Class 10 - Maths - Circles

**Exercise 10.1**

**Question 1:**

How many tangents can a circle have?

Answer:

A circle can have infinite number of tangents because a circle can have infinite number of points on it and at every point,

a tangent can be drawn.

**Question 2:**

Fill in the blanks:

(i) A tangent to a circle intersects it in _______ point (s).

(ii) A line intersecting a circle in two points is called a ______.

(iii) A circle can have _______ parallel tangents at the most.

(iv) The common point of a tangent to a circle and the circle is called ________.

Answer:

(i) A tangent to a circle intersects it in ** one** point (s).

(ii) A line intersecting a circle in two points is called a ** Secant**.

(iii) A circle can have ** two** parallel tangents at the most.

(iv) The common point of a tangent to a circle and the circle is called ** point of contact**.

**Question 3:**

A tangent PQ at a point P of a circle of radius 5 cm meets a line through the centre O at a point Q so that OQ = 12 cm.

Length PQ is :

(A) 12 cm (B) 13 cm (C) 8.5 cm (D) √119 cm.

Answer:

In ΔOPQ, P is right angle. [Since radius is Ʇ to tangent]

Now from Pythagoras Theorem,

OQ^{2} = PQ^{2} + OP^{2 }

=> 12^{2} = PQ^{2} + 5^{2}

=> 144 = PQ^{2} + 25

=> PQ^{2} = 144 - 25

=> PQ^{2} = 119

=> PQ = √119

Hence, the option D is the right answer.

**Question 4:**

Draw a circle and two lines parallel to a given line such that one is a tangent and the other, a secant to the circle.

Answer:

Consider a circle with centre O. Let AB is the given line.

Now, draw a perpendicular from O to line AB, which intersect AB at P.
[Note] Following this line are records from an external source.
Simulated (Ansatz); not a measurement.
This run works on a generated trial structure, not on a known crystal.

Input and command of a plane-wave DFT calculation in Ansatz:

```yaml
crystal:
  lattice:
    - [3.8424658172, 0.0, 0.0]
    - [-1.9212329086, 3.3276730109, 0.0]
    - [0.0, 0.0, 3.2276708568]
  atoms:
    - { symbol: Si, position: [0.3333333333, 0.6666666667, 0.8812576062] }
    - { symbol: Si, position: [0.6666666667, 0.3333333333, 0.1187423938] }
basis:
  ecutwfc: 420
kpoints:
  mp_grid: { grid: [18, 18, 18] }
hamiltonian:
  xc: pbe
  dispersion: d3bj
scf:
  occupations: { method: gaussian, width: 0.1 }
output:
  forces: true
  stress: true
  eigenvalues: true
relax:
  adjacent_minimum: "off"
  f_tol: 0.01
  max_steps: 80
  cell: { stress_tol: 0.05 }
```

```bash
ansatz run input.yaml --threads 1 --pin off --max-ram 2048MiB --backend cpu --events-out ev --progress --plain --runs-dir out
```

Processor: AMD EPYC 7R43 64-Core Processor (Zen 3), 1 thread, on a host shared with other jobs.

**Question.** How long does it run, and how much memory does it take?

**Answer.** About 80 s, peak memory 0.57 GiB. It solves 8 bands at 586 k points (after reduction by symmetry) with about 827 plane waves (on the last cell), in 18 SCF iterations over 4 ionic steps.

Now take two points on the line PO, one at circle X and another Y inside the circle. Draw lines

parallel to AB and passing through X and Y. So, CD and EF are the required lines.

**Exercise 10.2**

**Question 1:**

From a point Q, the length of the tangent to a circle is 24 cm and the distance of Q from the centre is 25 cm.

The radius of the circle is

(A) 7 cm (B) 12 cm (C) 15 cm (D) 24.5 cm

Answer:

Let O be the centre of the circle.

Given that, OQ = 25 cm and PQ = 24 cm

As the radius is perpendicular to the tangent at the point of contact, Therefore, OP ⊥ PQ

Applying Pythagoras theorem in ∆OPQ, we obtain,

OP^{2} + PQ^{2} = OQ^{2 }

=> OP^{2} + 24^{2} = 25^{2}

=> OP^{2} + 576 = 625

=> OP^{2} = 625 − 576

=> OP^{2} = 49

=> OP = √49

=> OP = 7

Therefore, the radius of the circle is 7 cm.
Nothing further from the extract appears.